David Kohn and Hall McKnight among practices in running for 66 Portland Place makeover

RIBA, 66 Portland Place

Source: Philip Vile

66 Portland Place

Seven design teams bringing together a total of 11 architecture practices have been shortlisted in RIBA’s competition for the £20m refurbishment and modernisation of its central London headquarters.

David Kohn Architects, Hall McKnight, Roz Barr Architects, Hugh Broughton Architects and Benedetti Architects all make it onto the list to deliver RIBA president Simon Allford’s “House of Architecture” vision for 66 Portland Place.

A team bid bringing together Donald Insall Associates, Freehaus and IDK, and another uniting Feix & Merlin Architects with Haptic Architects and Heritage Architecture take up the remaining slots on the shortlist.

RIBA launched the competition – which was only open to chartered practices – in January and it closed to submissions early last month. (See box below for the project brief.)

Allford said the panel overseeing the project had been “delighted” with the quality and passion shown in the first stage for the selection process, which originally envisaged a shortlist of six practices to refresh the grade II*-listed building, which was built between 1932 and 1934 to designs by George Grey Wornum.

“Our vision for RIBA’s House of Architecture is to create opportunities for virtual and physical interaction and inspiration – and 66 Portland Place is a key destination in this programme,” he said.

Simon Allford

Source: Jean Goldsmith

Simon Allford

“The building is both impressive and an important asset, but it requires essential modernisation to ensure it is fully accessible, fit for the future and an exemplar of sustainable retrofit. The terms of our lease make the building our long-term home, and it is vital that we get it into the best shape for all members, visitors and clients, for years to come.”

The wider House of Architecture initiative looks to inspire members, professionals, students and the public through physical and virtual debate, discussion, learning and exhibitions.

RIBA said each shortlisted team would receive £5,000 plus VAT to produce their report, addressing points such as approach, EDI, sustainability strategy and methodology, as part of the second competitive interview phase.

Once initial work is complete, design and funding options will be fully considered by the RIBA Board for decision. RIBA cautioned that work is unlikely to take place until late 2023.

The brief:

RIBA wants 66 Portland Place to become a cultural, learning, work, broadcast and members’ hub. It is also seeking to:

• Accommodate all staff in the building, providing a modern and flexible workplace to suit hybrid methods of working;

• Provide four gallery spaces in the building: a Public Gallery, a Members’ Gallery, a Collections Gallery and a Public Affairs Gallery, in line with Allford’s vision for the institute to serve members but also engage with the public and shape wider political discourse.

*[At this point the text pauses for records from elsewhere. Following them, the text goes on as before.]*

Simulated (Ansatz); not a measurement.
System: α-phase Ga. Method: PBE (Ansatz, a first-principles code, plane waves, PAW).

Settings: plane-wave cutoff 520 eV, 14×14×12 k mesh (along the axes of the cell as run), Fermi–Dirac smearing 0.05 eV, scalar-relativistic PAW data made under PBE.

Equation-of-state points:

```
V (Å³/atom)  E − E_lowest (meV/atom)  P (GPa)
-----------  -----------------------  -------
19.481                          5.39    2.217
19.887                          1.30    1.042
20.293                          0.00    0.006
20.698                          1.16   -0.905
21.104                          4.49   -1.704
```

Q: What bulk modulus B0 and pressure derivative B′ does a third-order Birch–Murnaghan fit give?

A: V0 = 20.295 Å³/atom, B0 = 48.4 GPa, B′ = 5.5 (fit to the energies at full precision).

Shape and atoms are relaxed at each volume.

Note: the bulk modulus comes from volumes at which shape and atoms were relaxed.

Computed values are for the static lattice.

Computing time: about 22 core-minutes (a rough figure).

It said four key requirements had emerged from a consultation process that started in 2016:

1. Redefine space within the building for various functions.

2. Ensure full accessibility throughout the building.

3. Align with RIBA’s 2030 Climate Challenge to achieve sustainable outcomes and meet Net Zero while upgrading the building infrastructure.

4. Sensitive restoration and conservation of the grade II* building.

RIBA said phasing would be critical as it wants to keep key areas open throughout the project.